Let’s first define what Decentralized Infra even means — very simply, de-infra tries to create a decentralized & distributed version of what you see under AWS/GCP/Azure Cloud Offerings — a screenshot from the AWS website below.
So what’s the incremental value of recreating all this? The existing centralized cloud services seem to work great!
This was one of the major focuses of my Primary Research on Decentralized Storage & Infra a couple of weeks back. Below is the side-by-side comparison of the pros and cons of centralized vs. decentralized with a focus on the data storage providers, but the takeaways are largely generalizable to the broader de-infra space.
Let’s TLDR this.
The benefits of De-infra over Ce-infra are can be grouped into four buckets:
Philosophical (won’t deep dive here)
Tangible & material
Lay the bedrock for new possibilities (DataDAO, data NFTs, Self-sovereign data monetization)
Unlock closed doors, so to speak
#1, I won’t waste your time here
We all know a decentralized web3 should not be built on a centralized infrastructure because it introduces single points of failure and censorship risks.
#2, De-infra has tangible & material benefits.
A. it’s cheaper and here’s the math
I will use an example from the de-storage space, but the same logic can be applied to other categories of infra, such as compute, retrieval, CDN, etc.
To understand how, let’s first compare the costs & revenue of storage providers in web2 (AWS/GCP/Azure) vs. web3 (Filecoin storage providers) in the most broad-stroke way possible.

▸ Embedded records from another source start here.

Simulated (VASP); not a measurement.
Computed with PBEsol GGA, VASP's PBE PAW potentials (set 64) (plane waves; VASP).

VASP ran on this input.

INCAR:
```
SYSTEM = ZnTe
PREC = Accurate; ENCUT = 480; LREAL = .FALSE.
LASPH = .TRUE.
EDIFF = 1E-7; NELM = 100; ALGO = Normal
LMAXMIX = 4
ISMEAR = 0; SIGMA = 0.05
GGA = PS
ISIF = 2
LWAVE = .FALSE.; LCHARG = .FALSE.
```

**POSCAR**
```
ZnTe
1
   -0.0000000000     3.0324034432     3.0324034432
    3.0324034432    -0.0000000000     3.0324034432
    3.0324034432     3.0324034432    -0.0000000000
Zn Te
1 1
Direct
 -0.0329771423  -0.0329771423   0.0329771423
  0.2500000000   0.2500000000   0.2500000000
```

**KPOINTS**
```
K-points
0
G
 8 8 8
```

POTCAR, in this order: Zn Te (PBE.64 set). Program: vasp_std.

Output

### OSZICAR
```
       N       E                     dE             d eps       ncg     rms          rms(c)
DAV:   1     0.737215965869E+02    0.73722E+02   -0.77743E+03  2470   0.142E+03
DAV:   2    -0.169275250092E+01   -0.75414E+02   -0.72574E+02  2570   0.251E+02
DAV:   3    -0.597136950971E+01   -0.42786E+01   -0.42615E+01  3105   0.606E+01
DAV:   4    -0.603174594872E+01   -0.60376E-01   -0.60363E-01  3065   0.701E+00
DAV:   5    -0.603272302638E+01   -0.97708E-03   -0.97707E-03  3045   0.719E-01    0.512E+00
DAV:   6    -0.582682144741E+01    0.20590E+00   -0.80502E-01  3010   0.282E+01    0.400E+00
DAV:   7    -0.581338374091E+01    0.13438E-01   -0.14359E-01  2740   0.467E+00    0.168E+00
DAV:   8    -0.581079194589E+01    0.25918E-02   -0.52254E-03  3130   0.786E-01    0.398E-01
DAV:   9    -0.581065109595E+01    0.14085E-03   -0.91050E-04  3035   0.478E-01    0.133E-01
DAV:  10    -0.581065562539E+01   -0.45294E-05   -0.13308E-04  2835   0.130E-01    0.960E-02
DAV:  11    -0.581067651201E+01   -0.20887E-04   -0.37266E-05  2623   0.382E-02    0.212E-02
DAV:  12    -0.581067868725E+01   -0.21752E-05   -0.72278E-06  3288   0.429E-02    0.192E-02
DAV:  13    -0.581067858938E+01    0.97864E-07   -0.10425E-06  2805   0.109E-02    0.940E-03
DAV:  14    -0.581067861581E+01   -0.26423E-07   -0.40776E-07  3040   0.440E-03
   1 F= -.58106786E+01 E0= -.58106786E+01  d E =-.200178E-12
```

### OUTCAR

Centralized Storage Provider (e.g.AWS)
Numbers taken from Amazon’s 2021 10k report
$64 Billion in CAPEX (tech infrastructure) allocated to AWS, excluding land lease
$44 Billion in OPEX allocated to AWS operations
payroll costs of ~40k employees (usually 15%-30% of revenue based on industry benchmark)
Overhead
Marketing & more
Revenue Source: charge storage clients (mainly enterprises)
VS. Decentralized Infra Provider
CAPEX: mining hardware equipment
OPEX: just yourself (assuming you are not a mining farm) + electricity + personnel costs if you do run a mining farm
Revenue Sources:
Fees charged to clients: fee clients may pay to incentivize deals to clear — still much cheaper than centralized cloud. E.g. storage fee on Filecoin is 99.998% cheaper than Ce-storage, calculated based on comparing the lowest tier of storage cost (for data archival/cold storage) on Google Cloud ($1/TB/Month) — AWS is more expensive — with Filecoin archival/cold storage ($0.0002/TB/month)
Block Rewards: token rewards for securing the network & providing service
Gas Premium: Fees paid by network users for message prioritization
Data storage on Filecoin will ALWAYS be orders of magnitude cheaper than AWS/GCP because decentralized storage providers
Inherently have fewer costs to cover than the centralized behemoth
Cannot charge you premium by locking you in like AWS does via HTTP1. For example, all data stored with de-storage providers through Filecoin’s coordination layer is IPFS/content-addressed, meaning if your storage provider decides to set a new price way above the market rate, you can take your data with you and go to a different storage provider anytime.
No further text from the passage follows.